What's the difference between double ml and double selection?
Alalalalaki opened this issue · 1 comments
My problem is more about the theory or practice of double ml rather than of the pkg per se. I am sorry for that but I cannot find another place to ask the question. The original paper is way beyond my capability and I learned all about double ml through your document.
The thing is that I read Belloni, Chernozhukov, and Hansen (2014JEP) and find that in a case similar to the partially linear regression, they recommend to apply variable selection methods (lasso) to the two reduced form equations and use all of the selected controls in the traditional estimation (OLS) of the treatment effect of interest. There is no mention of cross-fitting for this double selection method. I wonder that is this double selection method simply the double ml without cross-fitting? And is the double ml with cross-fitting strictly better than double selection for any specific cases?
One related question is I want to know how to do double ml for the cases that there are some covariates that I don't want put them into the ml algorithms but want estimate them in a traditional way (like the covariates in a simple 2SLS). If using double selection, I can add them to the final OLS. But how can I do this with DoubleMLPR
? Or does adding such variables make sense at all?
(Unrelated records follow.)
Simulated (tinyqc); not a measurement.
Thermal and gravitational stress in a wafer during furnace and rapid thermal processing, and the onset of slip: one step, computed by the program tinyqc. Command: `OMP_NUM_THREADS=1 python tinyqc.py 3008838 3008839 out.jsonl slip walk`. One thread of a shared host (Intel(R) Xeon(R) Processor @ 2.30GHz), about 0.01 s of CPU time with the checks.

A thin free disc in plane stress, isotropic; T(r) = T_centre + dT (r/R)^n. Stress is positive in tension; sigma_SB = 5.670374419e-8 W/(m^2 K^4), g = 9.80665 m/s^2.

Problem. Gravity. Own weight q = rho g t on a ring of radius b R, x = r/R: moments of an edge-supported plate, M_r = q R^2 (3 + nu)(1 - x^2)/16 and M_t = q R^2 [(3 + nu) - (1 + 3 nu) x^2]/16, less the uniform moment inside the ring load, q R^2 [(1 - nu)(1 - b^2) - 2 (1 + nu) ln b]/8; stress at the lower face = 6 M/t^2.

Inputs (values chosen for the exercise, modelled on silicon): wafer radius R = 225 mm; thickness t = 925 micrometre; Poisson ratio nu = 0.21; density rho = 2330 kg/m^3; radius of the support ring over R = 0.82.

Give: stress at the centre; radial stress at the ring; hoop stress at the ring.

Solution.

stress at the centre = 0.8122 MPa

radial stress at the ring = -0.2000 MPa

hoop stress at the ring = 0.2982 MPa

Thanks in advance for any suggestions.
The double selection approach implicitly creates an orthogonal moment condition so that it is equivalent to the double machine learning approach which relies on a Neyman orthogonal moment condition.
For lasso cross-fitting is usually not required, as the entropy can be controlled. But for other methods, e.g. Random Forest, it is not easily possible and hence cross-fitting has to be employed. (In general it is recommended to do cross-fitting.)
If you know that variables should be included in the model, you can of course force them to be in the model. Up to now, this is not yet implemented in doubleML and hdm (maybe in the future), but as a workaround, you could manually partial out the effect of the relevant variables or you define thme as treatment variables.
Literature: For background reading the vignettes for the packages hdm and doubleML might be helpful.